On Aug. 5, as worshippers at the Sikh Temple of Wisconsin in Oak Creek, a Milwaukee suburb, gathered for Sunday morning services, Wade Michael Page walked into the complex and opened fire, killing six people and wounding four others. He might have killed more had not the temple president Santwat Singh Kaleka, 65, tried to disarm the gunman by slashing him with a knife, possibly giving others time to get to safety. But it also meant that he was an easy target for the attacker, who killed Kaleka without hesitation.
Police rushed in and engaged him in a firefight. During the melee, Lt. Brian Murphy, 51, a Brooklyn-born 21-year veteran of the Oak Creek police took nine bullets including one to the neck. Page had ambushed him as the policeman was to trying to help a victim. Heroically, Murphy still waved his fellow officers on to tend others Page had already hurt in the temple. Officer Sam Lenda fired at Page, hitting him in the stomach. Page’s wound left him unable to escape, so he turned his 9 millimeter semiautomatic, a weapon he legally purchased, on his own head and squeezed the trigger.

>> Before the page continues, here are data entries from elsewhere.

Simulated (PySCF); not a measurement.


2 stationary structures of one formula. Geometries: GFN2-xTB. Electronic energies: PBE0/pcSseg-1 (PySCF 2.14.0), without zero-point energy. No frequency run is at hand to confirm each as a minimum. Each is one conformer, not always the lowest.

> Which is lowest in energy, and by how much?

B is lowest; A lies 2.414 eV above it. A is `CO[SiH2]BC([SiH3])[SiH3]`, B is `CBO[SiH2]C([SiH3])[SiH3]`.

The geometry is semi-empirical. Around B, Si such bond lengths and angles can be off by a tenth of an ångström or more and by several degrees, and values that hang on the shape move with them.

Authorities later linked Page to several radical far right groups, saying he was an active neo-Nazi who had played in a white supremacist punk band. No motive for the shooting was discovered. Little else is known about him other than his U.S. Army service from 1992 to 1998. It is not known why he chose to target this particular temple, or Sikhs in general.
The Sikh community, rather than shutting their temple down decided to clean and repair the building and continue worshipping there. Wade Michael Page may have staged his attack to shine a spotlight on himself and his racist ideology but, in spite of the carnage, the incident became an example of how ordinary heroism could shine in the face of a sudden onslaught of evil.